Amazon Kindle International vs Sony Reader Pocket Edition PRS-300

Styled to look like a book, complete with fake spine and a slight bulge of the plastic edge protector mimicking a book's pages, Sony's effort is hardly iconic in its looks, though it's more appealing than the Kindle's slimmer, more delicate design.

Neither device features auto-rotation; hold the Kindle or PRS-300 on its side and you'll need to manually adjust each device's internal settings to view books or documents in landscape mode.

Winner: Sony PRS-300

Speed and battery life

Because the e-ink screen common to all ebook readers has no backlight, the battery life of these devices is measured in page turns. That might sound imprecise - and it is - though with few extra features on either device, flicking through a book or a document is likely to be the main activity.

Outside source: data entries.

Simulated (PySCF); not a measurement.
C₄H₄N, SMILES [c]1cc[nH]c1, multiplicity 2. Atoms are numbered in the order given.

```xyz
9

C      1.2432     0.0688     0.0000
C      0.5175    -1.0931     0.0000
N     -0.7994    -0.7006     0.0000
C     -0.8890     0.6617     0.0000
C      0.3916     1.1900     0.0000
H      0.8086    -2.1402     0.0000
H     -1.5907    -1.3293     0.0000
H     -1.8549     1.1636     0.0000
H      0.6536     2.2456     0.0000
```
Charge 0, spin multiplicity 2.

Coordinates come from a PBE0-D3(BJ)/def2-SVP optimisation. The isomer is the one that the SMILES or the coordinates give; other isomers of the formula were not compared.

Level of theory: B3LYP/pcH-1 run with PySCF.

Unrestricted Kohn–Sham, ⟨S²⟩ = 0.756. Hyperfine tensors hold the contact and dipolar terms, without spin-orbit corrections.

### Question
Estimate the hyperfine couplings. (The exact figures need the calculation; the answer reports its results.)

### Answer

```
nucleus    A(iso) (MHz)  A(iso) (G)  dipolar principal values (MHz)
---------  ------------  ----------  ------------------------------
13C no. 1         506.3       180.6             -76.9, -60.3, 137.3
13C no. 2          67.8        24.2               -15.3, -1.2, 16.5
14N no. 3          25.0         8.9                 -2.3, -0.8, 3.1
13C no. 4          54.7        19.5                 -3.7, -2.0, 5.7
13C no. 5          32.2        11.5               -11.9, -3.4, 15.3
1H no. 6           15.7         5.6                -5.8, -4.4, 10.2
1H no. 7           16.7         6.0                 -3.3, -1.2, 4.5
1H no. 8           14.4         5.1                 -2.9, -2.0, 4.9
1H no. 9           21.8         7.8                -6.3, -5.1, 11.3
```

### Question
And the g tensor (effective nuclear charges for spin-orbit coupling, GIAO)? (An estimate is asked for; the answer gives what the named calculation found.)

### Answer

That's not quite true for the Kindle. If the online store is used everyday to download newspapers, it does use up a lot more battery power than the Sony, lasting about six days in our test (which included a short daily browsing session).

Most of the PRS-300's weight is spoken for by its built-in rechargeable lithium-ion battery, which takes around three hours to charge connected to a PC via a supplied mini USB cable. That will give you 6,800 page turns, according to Sony, and we'd concur with that. Occasional bouts of reading every day saw it last around two weeks on a single charge.

In terms of pure processing speed, the Kindle squeaks it. Both devices take half a second too long to refresh and load pages, and though the Kindle is a shade quicker, it has fewer file formats to compute.